Detecting duplicate values in a column of a Datatable while traversing through It

I have a Datatable with Id(guid) and Name(string) columns. I traverse through the data table and run a validation criteria on the Name (say, It should contain only letters and numbers) and then adding the corresponding Id to a List If name passes the validation.
Something like below:-
List<Guid> validIds=new List<Guid>();
foreach(DataRow row in DataTable1.Rows)
{
if(IsValid(row["Name"])
{
validIds.Add((Guid)row["Id"]);
}
}
In addition to this validation I should also check If the name is not repeating in the whole datatable (even for the case-sensitiveness), If It is repeating, I should not add the corresponding Id in the List.
Things I am thinking/have thought about:-
1) I can have another List, check for the "Name" in the same, If It exists, will add the corresponding Guild
2) I cannot use HashSet as that would treat "Test" and "test" as different strings and not duplicates.
3) Take the DataTable to another one where I have the disctict names (this I havent tried and the code might be incorrect, please correct me whereever possible)
DataTable dataTableWithDistinctName = new DataTable();
dataTableWithDistinctName.CaseSensitive=true
CopiedDataTable=DataTable1.DefaultView.ToTable(true,"Name");
I would loop through the original datatable and check the existence of the "Name" in the CopiedDataTable, If It exists, I wont add the Id to the List.
Are there any better and optimum way to achieve the same? I need to always think of performance. Although there are many related questions in SO, I didnt find a problem similar to this. If you could point me to a question similar to this, It would be helpful.

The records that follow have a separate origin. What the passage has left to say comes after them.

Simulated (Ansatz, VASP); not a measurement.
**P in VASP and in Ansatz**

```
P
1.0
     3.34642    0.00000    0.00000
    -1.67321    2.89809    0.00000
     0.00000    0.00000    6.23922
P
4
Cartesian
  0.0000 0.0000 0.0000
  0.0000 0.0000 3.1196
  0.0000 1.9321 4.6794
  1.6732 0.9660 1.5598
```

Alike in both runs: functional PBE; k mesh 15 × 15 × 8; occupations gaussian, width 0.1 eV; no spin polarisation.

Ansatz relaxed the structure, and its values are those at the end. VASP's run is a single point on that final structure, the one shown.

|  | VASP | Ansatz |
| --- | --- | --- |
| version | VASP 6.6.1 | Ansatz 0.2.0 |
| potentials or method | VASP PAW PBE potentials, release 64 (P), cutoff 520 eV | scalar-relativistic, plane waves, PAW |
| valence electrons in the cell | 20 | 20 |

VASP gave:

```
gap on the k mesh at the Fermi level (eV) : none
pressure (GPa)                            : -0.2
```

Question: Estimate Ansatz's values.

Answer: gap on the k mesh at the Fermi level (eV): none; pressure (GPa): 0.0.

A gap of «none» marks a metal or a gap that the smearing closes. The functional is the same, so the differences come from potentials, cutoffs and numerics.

EDIT :- The number of records might vary from 2000-3000.
Thanks
if you are looking to prevent duplicates, it may be grueling work, and I don't know how many records your dealing with at at atime... If a small set, I'd consider doing a query before each attempted insert from your LIVE source based on
select COUNT(*) as CountOnFile from ProductionTable where UPPER(name) = UPPER(name from live data).
If the result set CountOnFile > 0, don't add.
If you are dealing with a large dataset, like a bulk import, I would pull all the data into a temp table, then do a query where NOT IN... something like
create table OkToBeAdded as
select distinct upper( TempTable.Name ) as Name, GUID
from TempTable
where upper( TempTable.Name )
NOT IN ( select upper( LiveTable.Name )
from LiveTable
where upper( TempTable.Name ) = upper( LiveTable.Name )
);
insert into LiveTable ( Name, GUID )
select Name, GUID from OkToBeAdded;
Obviously, the SQL is sample and would need to be adjusted based on your specific back-end source
/* I did this entirely in SQL and avoided ADO.NET*/
/*I Pass the CSV of valid object Ids and split that in a table*/
DECLARE #TableTemp TABLE
(
TempId uniqueidentifier
)
INSERT INTO #TableTemp
SELECT cast(Data AS uniqueidentifier )AS ID FROM dbo.Split1(#ValidObjectIdsAsCSV,',')
/*Self join with table1 for any duplicate rows and update the column value*/
UPDATE Table1
SET IsValidated=1
FROM Table1 AS A INNER JOIN #TableTemp AS Temp
ON A.ID=Temp.TempId
WHERE NOT EXISTS (SELECT Name,Count(Name) FROM Table1
WHERE A.Name=B.Name
GROUP BY Name HAVING Count(Name)>1)